The Obama administration publicly blamed the Syrian government for delays in destroying its chemical arms stockpiles this week, calling upon President Bashar al-Assad's regime to take immediate action ahead of a second major deadline. In a statement to the Organization for the Prohibition of Chemical Weapons (OPCW), US ambassador Robert Mikulak accused Syria of delaying the process for unwarranted reasons, suggesting that the government is stalling as a ploy to gain leverage in negotiations.

An agreement reached last year requires Syria to remove and destroy its entire chemical arsenal by June 30th. The country was supposed to destroy its most dangerous Priority One chemicals by December 31st, and remove its entire stockpile from the country by February 5th. According to the US, however, just 4 percent of Priority One chemicals have been destroyed so far, and the country is likely to miss the February deadline, as well. The OPCW is overseeing the process, which was enacted under an agreement that narrowly avoided a US military strike against the Assad regime.

"This is not rocket science. They're dragging their feet."

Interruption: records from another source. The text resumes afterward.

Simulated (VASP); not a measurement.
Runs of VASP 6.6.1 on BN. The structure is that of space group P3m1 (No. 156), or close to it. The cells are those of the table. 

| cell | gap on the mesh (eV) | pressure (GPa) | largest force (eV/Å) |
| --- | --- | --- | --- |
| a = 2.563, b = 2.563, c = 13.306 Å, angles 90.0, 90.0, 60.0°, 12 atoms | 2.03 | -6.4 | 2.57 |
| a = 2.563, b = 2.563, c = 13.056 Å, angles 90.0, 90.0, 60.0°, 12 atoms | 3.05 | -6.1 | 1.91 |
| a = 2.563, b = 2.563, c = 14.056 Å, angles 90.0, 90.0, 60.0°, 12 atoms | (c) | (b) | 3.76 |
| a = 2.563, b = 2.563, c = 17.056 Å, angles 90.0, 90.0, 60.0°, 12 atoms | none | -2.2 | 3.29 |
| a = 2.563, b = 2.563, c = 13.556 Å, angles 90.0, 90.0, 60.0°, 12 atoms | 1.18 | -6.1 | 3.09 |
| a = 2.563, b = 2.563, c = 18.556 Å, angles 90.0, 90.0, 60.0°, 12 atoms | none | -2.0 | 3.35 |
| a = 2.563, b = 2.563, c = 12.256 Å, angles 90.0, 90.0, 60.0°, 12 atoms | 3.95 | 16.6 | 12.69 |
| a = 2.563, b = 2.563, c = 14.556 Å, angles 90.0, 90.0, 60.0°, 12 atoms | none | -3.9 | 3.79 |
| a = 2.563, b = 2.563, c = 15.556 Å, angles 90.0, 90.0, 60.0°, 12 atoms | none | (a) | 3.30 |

In a statement to the OPCW on Thursday, Mikulak said that "the effort to remove chemical agent and key precursor chemicals from Syria has seriously languished and stalled." He added that Assad's "open-ended delaying of the removal operation could ultimately jeopardize the carefully timed and coordinated multistate removal and destruction effort."

The Syrian government, still engaged in a nearly three-year civil war with rebel groups, has blamed the delay on security concerns, saying it needs more equipment to ensure the chemicals' safe transfer out of the country. But Mikulak told the OPCW that Assad's demands "are without merit and display a ‘bargaining mentality’ rather than a security mentality." The Syrian government and opposition groups are holding peace negotiations in Geneva this week, though progress has been slow.

"This is not rocket science," Jen Psaki, a State Department spokeswoman, told the New York Times. "They're dragging their feet."

Mikulak also criticized Syria for deactivating 12 chemical production facilities, rather than destroying them, as stipulated in the agreement. The facilities, housed in airport hangers and underground areas, are currently "inactivated," but Mikulak said these measures could be "readily reversible within days."

"The timeline originally agreed upon was terribly optimistic."

Syria began destroying its chemical weapons arsenal in October, drawing swift praise from US Secretary of State John Kerry. So far, only two shipments have been removed from the country. They will be loaded aboard a US cargo ship and destroyed in international waters.

The US appears to be growing impatient with Assad's delays, though experts say that considering the deadly circumstances of Syria's civil war, setbacks are hardly a surprise.

"The timeline originally agreed upon was terribly optimistic in my opinion, and in an active theatre of war I am not surprised by delays," says Dan Kaszeta, a London-based security consultant and former officer in the US Chemical Corps. "Whether these delays are deliberate or only happenstance based on wartime chaos and confusion, I can't say."